These little happenings were encouraging. Intelligent persons on the outside were taking interest. So again we’d buck up and go at the movie job with renewed vigor.
For a time we lived in the clouds—our habitat a mountain peak. But that couldn’t last. No kind of mountain peak existence could. We should have known. Even after all the encouragement, down off our peak we’d slip into the deep dark valley again.
We tried to keep an unswerving faith, but who could have visioned the great things that were to come? Doubts still persisted. Yes, even after the Browning triumph, longings came over us to return to former ambitions. They had not been buried so deeply after all. We’d see a fine play and get the blue devils. In this mood my husband would do the rounds of the movie houses and chancing upon a lot of bad pictures, come back utterly discouraged.
“They can’t last. I give them a few years. Where’s my play? Since I went into these movies I haven’t had a minute to look at a thing I ever wrote. And I went into them because I thought surely I’d get time to write or do something with what I had.” (Monetary needs so soon forgotten!) “Well, anyhow, nobody’s going to know I ever did this sort of thing when I’m a famous playwright. Nobody’s ever going to know that David W. Griffith, the playwright, was once the Lawrence Griffith of the movies.”

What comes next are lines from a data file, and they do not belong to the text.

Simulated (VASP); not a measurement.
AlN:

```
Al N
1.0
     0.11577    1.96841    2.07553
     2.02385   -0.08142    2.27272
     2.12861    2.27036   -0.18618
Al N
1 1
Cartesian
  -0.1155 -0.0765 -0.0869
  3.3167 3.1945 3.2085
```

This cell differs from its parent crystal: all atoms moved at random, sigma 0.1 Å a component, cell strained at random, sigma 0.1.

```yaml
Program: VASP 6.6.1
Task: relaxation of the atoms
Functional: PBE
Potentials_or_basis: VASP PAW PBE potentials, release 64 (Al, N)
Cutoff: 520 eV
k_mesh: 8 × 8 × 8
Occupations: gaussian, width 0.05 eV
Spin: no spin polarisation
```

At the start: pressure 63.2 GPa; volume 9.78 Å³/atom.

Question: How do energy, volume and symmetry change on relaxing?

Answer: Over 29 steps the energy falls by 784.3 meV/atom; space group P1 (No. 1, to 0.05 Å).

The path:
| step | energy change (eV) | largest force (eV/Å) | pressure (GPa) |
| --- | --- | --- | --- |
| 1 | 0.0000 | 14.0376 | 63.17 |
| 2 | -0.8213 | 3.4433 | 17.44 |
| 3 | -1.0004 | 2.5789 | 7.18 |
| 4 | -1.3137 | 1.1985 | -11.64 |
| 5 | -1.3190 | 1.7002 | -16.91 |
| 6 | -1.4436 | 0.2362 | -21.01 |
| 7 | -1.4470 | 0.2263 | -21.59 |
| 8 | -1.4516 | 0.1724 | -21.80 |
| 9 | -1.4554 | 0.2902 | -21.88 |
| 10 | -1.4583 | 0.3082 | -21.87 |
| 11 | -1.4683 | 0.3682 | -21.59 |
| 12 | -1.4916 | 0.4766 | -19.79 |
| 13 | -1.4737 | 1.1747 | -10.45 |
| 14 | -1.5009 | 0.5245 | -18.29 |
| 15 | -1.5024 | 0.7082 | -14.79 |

So “Lawrence” continued on the next Biograph contract. The two names would get all balled up sometimes and I’d get peeved and say: “Why don’t you use your right name? I think you’re so silly.”
But David remained obdurate until he signed his third Biograph contract.
CHAPTER XVIII
GETTING ON
One thing was sure—the pictures were making money. The percentage told that story. What a thrill we got at the first peek at the royalty check each month. Made us nervous. Where were we headed? Sometimes we almost wished that financially we were not succeeding so well, for then we would have quitted the movies. But wouldn’t that have been a crazy thing to do? A year of fifty-two working weeks? At the rate we were going, we could keep at it for three years, and quit with twelve thousand in the bank, then David could write plays and realize his youthful ambition.
We lived simply. When the royalty check before the end of the second year amounted to nine hundred and a thousand a month, we still maintained a thirty-five-dollar-a-month apartment. Never dreamed of getting stylish. No time for it. So each month there was a nice little roll to bank, and it was put right into the Bowery Savings Bank. The only trouble with a savings bank was they wouldn’t accept more than three thousand dollars, so we secured a list of them and I went the rounds depositing honest movie money with a rapidity quite unbelievable.